Files
agentUniverse/docs/guidebook/en/Get_Start/9.Advanced_Techniques-Multimodal_Agents.md
2025-03-11 15:30:32 +08:00

3.0 KiB

Documentation Description

In this example, we will further introduce how to build and run a multimodal agent that performs intelligent Q&A based on the input images or audio.

Example Project Location: multimodal_app

Multimodal Agent

Multimodal Agent:
multimodal_agent.py
multimodal_agent.yaml

aU constructs a multimodal demo agent, configuring prompts, multimodal models, and agent memory.

Multimodal Models

Qwen Multimodal Model:
qwen_multimodal_llm.yaml

We construct the Qwen multimodal agent using the built-in QWenOpenAIStyleLLM in aU. It utilizes qwen-vl for visual understanding, qwen-audio for audio understanding, and qwen-omni for omnimodal understanding.

Usage Instructions

Visual Understanding

When the agent is running, pass the image_urls parameter (the URL address of the image), for example

from agentuniverse.agent.agent import Agent
from agentuniverse.agent.agent_manager import AgentManager

instance: Agent = AgentManager().get_instance_obj('multimodal_agent')
output_object = instance.run(input="What scene is depicted in the image?", image_urls=[
    'https://help-static-aliyun-doc.aliyuncs.com/file-manage-files/zh-CN/20241022/emyrja/dog_and_girl.jpeg'])

The agentUniverse reads the image_urls parameter passed by the agent in the agentuniverse.prompt.chat_prompt.ChatPrompt.generate_image_prompt method and assembles it into a standard multimodal prompt format.

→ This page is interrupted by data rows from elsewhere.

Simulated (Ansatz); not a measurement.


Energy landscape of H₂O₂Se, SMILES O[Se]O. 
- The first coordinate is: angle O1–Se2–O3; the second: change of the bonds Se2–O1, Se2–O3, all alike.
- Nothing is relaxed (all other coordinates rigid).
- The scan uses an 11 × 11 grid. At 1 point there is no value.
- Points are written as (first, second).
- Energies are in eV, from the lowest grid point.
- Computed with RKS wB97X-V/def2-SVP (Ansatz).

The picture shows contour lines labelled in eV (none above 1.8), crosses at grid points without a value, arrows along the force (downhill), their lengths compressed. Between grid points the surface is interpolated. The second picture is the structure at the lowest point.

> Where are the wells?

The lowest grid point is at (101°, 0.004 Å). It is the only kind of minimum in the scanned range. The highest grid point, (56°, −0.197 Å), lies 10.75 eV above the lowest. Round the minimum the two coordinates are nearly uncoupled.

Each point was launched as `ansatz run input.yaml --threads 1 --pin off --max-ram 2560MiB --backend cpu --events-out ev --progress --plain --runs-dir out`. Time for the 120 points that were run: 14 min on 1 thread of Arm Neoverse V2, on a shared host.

The image_urls parameter supports two types:

  1. If image_urls is passed as a standard HTTP or HTTPS URL, aU will directly assemble the multimodal prompt format.
  2. If image_urls is passed as a local file path, aU will read the image file, convert it to Base64 encoding, and then assemble the multimodal prompt format.

Audio Understanding

When the agent is running, pass the audio_url parameter (the URL address of the audio file), for example:

from agentuniverse.agent.agent import Agent
from agentuniverse.agent.agent_manager import AgentManager

instance: Agent = AgentManager().get_instance_obj('multimodal_agent')
output_object = instance.run(input='What is the content of the task in the audio?',
                             audio_url='https://help-static-aliyun-doc.aliyuncs.com/file-manage-files/zh-CN/20240916/kvkadk/%E6%8E%A8%E8%8D%90%E4%B9%A6.wav')

In the agentuniverse.prompt.chat_prompt.ChatPrompt.generate_audio_prompt method of the agentUniverse, the audio_url parameter passed by the agent is read and assembled into a standard multimodal prompt format.

The audio_url parameter supports only one type: it must be a standard HTTP or HTTPS URL. aU will directly assemble the multimodal prompt format using the provided URL.